Could Curiosity Rover Moonlight As Part of a Sample Return Mission?
pigrabbitbear writes "After recent budget cuts to NASA's Mars program, the agency's dream of a sample return mission within the next decade is dead in the water. But the $2.5 billion rover Curiosity is on its way to the red planet right now, and speculation is popping up online that it could fairly easily be retrofitted with the hardware needed to collect and store samples. Theoretically NASA would just need one more mission to collect and return those samples, turning Curiosity into the first phase of the sample return dream."
Most of the cost of a sample return mission is the launcher to get the rocks back into space. Compared to that a basic rover is cheap.
I know a mission to bring back samples from Mars would be a true engineering challenge, and I know sending people on Mars and back would be fantastically expensive for almost no appreciable scientific return, and I know the cold war is over. Yet...

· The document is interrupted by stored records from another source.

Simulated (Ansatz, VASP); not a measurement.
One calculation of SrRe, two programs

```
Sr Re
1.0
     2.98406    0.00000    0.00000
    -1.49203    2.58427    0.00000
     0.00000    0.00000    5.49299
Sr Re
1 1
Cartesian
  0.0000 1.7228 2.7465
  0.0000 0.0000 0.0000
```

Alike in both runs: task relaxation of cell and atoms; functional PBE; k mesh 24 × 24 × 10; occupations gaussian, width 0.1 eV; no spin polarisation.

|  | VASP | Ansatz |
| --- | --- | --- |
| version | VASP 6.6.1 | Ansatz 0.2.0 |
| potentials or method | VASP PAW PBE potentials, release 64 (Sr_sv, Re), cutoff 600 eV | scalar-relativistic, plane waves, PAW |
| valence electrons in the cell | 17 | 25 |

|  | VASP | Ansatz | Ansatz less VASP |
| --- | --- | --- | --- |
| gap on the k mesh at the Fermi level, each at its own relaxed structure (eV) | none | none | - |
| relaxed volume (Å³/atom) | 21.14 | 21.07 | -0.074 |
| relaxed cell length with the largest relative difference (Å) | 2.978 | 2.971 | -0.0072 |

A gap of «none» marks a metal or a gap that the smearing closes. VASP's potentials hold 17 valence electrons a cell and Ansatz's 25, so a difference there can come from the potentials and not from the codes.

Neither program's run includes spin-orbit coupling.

"The agency's dream of a sample return mission within the next decade". Sheesh. That's what NASA dreams of doing within a friggin' decade now? No wonder nobody in the US is excited by space exploration anymore.
"A door is what a dog is perpetually on the wrong side of" - Ogden Nash
Several considerations come to mind:
1. A "retrofit package" would have huge ratio of ancillary equipment to payload, which is highly inefficient in terms of spending the agency's small and shrinking budget.
2. The most interesting part of Mars is (possibly wet or icy) underground, beyond the range of ultraviolet radiation, GCR and solar wind. Since Curiosity ain't fitted with a drill, this is again inefficient.
3. There are no guarantees that the "retrofit package" lands accurately within reach of the MSL.
You could put an electron microscope in a space probe. They're not that big. The trickey part would be sample preparation. But it certainly is doable.
I'd wait till Curiosity lands without smashing itself into smithereens. That would be a great and somewhat unexpected success.
http://youtu.be/xqqBy7C8gyU
"The agriculture ministry is not in charge of Gundam" - Japanese ministry official.
Oh, and maybe there is some kind of life in that Mars soil, that we don't understand. So bringing it back, and spreading it around the world would be an absolutely grand idea.
Ok, if you say so. I was thinking that maybe that wouldn't be a good idea. But you clearly have thought this out. I guess that's because you already know that Earth has been showered with meteorites from Mars for billions of years.
Finally, we can still study our lunar samples fourty years after they were brought back. Even if we had the capability to send a world-class lab to Mars today, we cannot send a lab from decades into the future.
In 40 years, we will certainly have technology that will allow for much better analysis. If we bring back samples, we will be able to analyze them with whatever new tools and sensors are invented decades after the mission. It's definitely much easier than continuously sending out probes with better hardware.